This is a follow-up project to my first induction heater, which I built for my junior year AP Physics E&M midyear project.
I wanted to have only one circuit board in this project, so I integrated a TL494 VFO, ‘HC14-based PWM generator (for average power control), switching synchronization flop, and IGBT brick driver in one design:
This is the board file for the first prototype control board, it contains several errors that I plan to fix in the next board I etch. For example, I accidentally connected the ‘HC109 flip flop’s supply to +15V instead of +5V in my original schematic, so I was forced to rip up the trace once I’d soldered it and manually wire it. Also, I wired the brick drive MOSFETs to the +15V rail, instead of a separate +24V rail, so the output to too low to drive the brick effectively and there is significant heating of the IGBT half bridge as a result.

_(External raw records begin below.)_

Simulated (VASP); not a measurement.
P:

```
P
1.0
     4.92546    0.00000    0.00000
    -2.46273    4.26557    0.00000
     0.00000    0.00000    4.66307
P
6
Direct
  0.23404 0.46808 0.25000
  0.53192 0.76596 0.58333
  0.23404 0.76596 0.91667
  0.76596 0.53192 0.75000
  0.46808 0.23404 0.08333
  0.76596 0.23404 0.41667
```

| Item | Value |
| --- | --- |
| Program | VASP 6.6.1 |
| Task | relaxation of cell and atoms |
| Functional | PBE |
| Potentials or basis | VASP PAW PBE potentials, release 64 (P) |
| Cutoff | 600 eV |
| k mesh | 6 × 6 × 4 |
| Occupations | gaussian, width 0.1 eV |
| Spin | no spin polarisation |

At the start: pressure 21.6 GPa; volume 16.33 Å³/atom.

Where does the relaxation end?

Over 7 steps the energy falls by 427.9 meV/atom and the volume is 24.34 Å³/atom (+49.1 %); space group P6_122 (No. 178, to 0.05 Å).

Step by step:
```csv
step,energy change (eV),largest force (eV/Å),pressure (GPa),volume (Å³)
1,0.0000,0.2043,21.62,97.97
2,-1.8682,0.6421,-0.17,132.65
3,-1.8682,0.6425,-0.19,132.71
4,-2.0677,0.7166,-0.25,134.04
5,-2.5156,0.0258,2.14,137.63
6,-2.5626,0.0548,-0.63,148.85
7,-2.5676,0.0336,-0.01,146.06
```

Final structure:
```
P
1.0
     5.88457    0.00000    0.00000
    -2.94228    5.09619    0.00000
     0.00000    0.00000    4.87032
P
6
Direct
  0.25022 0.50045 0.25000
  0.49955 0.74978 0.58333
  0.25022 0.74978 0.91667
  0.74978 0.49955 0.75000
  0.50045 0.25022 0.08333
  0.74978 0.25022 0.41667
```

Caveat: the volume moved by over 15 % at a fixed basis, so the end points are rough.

The reason I used a giant string of 1uF blocking capacitors instead of one large capacitor is because I just happen to have a bag of small 1uF 50V ceramic capacitors that work well for this application. The space between the control board logic and brick drive is for an intermediate GDT – something I hope to eliminate in my next design by using a totem pole instead of an intermediate bridge:
Construction and Testing
The rev. 1 control board is connected to a half bridge brick, which has an 8uF 800V snubber, 2200uF 250V filter, and a pair of 20uF 600V half bridge capacitors. I decided not to use a voltage doubler to reduce parts count and allow the power supply to fit directly on the brick:
“Flying” gate resistor construction:
Preparing the primary coil water block that will go on the primary capacitor with flux for torch soldering:
The other capacitor water block, soldered:
The water blocks were cleaned with acetone and polished with a belt sander, then bolted to the primary capacitor:
The new primary system vs. the old one from Induction Heater 1.0:
The work coil installed in the water loop with compression fittings:
The liquid cooling pump connected to the primary loop – instead of using a large radiator/fan to dissipate the heat, I just rely on the giant thermal mass of several gallons of water in a large bucket, I’ve had no problems with overheating so far:
A low power (only ~1kW) test heating a large steel bolt:
In-tune primary current waveform:
So far, low power tests have been a complete success (the work coil stays at room temperature with liquid cooling!) – In order to run higher powers, I either need to find a bigger variac or implement my PWM power controller.